Through a family connection, Keith met and talked with Hadi Dowlatabadi, a professor who was studying climate change in Carnegie Mellon University’s Department of Engineering and Public Policy. It was a productive chat. In 1991 Keith moved to Pittsburgh, leaving interferometry behind to begin a postdoc with Dowlatabadi.

Keith published his first paper on geoengineering one year later. The general idea had been around for decades. A 1965 report to President Lyndon B. Johnson—which, notably, spends a good deal of time fretting over human-induced climate change—discusses the potential of blanketing oceans in reflective particles. Soviet and American scientists in the ’70s wrote about creating a “stratospheric smog” to deflect sunlight. The idea surfaces and sinks, again and again, in academic literature, in government reports.

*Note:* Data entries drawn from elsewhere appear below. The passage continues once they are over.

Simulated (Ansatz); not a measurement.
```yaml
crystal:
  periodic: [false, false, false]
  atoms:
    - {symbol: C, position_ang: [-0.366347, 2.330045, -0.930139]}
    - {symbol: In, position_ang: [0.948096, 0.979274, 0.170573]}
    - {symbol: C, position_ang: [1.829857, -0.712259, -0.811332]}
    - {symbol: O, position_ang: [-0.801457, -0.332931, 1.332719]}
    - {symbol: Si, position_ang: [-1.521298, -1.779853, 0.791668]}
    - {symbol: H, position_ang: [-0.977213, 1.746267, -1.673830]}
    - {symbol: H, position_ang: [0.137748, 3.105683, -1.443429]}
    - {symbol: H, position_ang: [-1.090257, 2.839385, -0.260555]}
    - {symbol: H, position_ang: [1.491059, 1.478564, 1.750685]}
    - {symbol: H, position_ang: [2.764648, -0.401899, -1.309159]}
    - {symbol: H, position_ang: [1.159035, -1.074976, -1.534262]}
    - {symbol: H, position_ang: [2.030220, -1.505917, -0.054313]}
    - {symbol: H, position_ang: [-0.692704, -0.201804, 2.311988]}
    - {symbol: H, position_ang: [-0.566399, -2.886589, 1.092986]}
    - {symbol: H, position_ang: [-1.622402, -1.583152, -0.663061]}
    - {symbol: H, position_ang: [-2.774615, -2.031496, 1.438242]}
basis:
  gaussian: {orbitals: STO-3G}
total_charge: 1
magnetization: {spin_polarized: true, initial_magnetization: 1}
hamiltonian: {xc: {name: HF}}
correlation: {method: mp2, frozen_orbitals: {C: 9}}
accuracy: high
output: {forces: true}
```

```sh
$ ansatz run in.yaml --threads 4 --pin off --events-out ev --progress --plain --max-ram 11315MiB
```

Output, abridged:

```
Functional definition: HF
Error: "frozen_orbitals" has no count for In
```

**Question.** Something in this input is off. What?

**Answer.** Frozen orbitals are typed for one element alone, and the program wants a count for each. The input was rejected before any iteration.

Geoengineering is a catchall term for a set of technologies and processes that range from planting trees to launching a quilt of light-deflecting mirrors the size of Brazil high into orbit between Earth and the sun. But the subject, in its diversity, can be broken into two broad approaches: those intended to pull carbon dioxide from the air, and those that cool Earth but do nothing about carbon.

Among the many ways to deflect the sun—formally known as solar radiation modification, or SRM—injecting sulfur into the stratosphere is the approach that’s likely best understood. Atmospheric dynamics in the stratosphere have been studied ever since scientists in the 1950s, eager to monitor nuclear fallout, used high-elevation U-2 flights to measure the concentration of radionuclides. Volcanic eruptions, meanwhile, have afforded centuries of insight into the cooling effects of sulfates in the stratosphere. Researchers have theorized about SRM aerosols that are potentially less pernicious than sulfates, which are known to deplete the ozone and cause pollution at ground level, but sulfates are “the devil we know,” Keith says.